ICO image files can contain any number of entries (BMP or PNG images). This is a problem for us, because we need to pick one of those entries to display. Luckily, it's pretty obvious which one to pick in most cases. Most ICO files have exactly one entry with the greatest size and greatest number of bits per pixel, ergo, the best quality.

Unfortunately, there isn't always one best entry. There might be multiple entries with the same size, same bpp, and even same number of bytes on disk. So. Which one would you pick?

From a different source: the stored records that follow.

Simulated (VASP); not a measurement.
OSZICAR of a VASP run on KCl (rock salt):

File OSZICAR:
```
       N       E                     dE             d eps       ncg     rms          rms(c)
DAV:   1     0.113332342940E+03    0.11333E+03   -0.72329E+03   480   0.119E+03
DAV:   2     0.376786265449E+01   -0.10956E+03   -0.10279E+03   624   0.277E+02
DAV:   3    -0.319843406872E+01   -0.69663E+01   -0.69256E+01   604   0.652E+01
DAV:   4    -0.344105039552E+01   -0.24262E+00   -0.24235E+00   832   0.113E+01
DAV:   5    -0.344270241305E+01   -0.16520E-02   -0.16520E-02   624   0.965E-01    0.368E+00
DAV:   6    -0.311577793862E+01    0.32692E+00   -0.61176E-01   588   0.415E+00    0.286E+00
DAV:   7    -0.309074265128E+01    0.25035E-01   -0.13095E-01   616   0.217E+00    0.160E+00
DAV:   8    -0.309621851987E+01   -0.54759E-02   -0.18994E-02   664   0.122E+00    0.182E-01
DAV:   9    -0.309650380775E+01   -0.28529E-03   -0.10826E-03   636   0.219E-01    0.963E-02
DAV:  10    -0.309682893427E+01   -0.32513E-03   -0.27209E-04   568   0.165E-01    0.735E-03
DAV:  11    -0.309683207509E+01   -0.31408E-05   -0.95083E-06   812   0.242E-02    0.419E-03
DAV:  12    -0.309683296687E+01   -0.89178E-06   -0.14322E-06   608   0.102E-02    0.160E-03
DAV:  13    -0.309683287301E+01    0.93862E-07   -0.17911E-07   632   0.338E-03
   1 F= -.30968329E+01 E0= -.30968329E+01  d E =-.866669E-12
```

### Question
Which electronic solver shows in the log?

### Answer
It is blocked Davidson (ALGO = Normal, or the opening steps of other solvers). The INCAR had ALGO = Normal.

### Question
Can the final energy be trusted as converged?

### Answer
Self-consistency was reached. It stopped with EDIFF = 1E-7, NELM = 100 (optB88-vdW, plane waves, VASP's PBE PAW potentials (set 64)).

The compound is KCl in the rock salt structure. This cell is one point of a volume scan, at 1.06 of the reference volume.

Since there is no obvious way to pick one entry out of multiple equally good ones, programs do it differently. From my testing, they behave as follows:

  1. Some pick the entry that appears first in the list of entries. Those are Chrome and MS Paint.
  2. Some pick the entry that appears last in the list of entries. Those are Firefox and Windows Photo Viewer.
  3. Windows explorer will pick the one that appears last in the list. Unless it needs wants to display a 16x16 icon, then it will display the one that appears first in the list.

And then there's this crate. Our ICO decoder will pick the best entry that appears first in the list, unless the very last entry of the list is one of the best entries.

So I changed the behavior of our decoder to always pick the one that appears first in the list of entries to be consistent with MS Paint. And Chrome, I guess. Again, there is no real right way to do this, but I would say that what we did before was definitely wrong, even if it arguably is a degenerate case.

For tests, I create a new ICO file with 2 entries of the same size and bpp. The first entry is green and the second is red. This makes it easy to see which one is picked. Here it is in GIMP:

image

resolves #1739

The last 2 icons attached in #1739 that were still loaded incorrectly were icons that have this exact problem. Here are the different entries in GIMP:
image

As you can see, the icon has 2 layers with the same bpp for each size. I suspect that this is an error by whoever created the icon, because the second entry for each size uses reduced colors (while still being encoded as 32 bpp).

In any case, our ICO decoder now decodes all icons from #1739 correctly, so the issue is fixed.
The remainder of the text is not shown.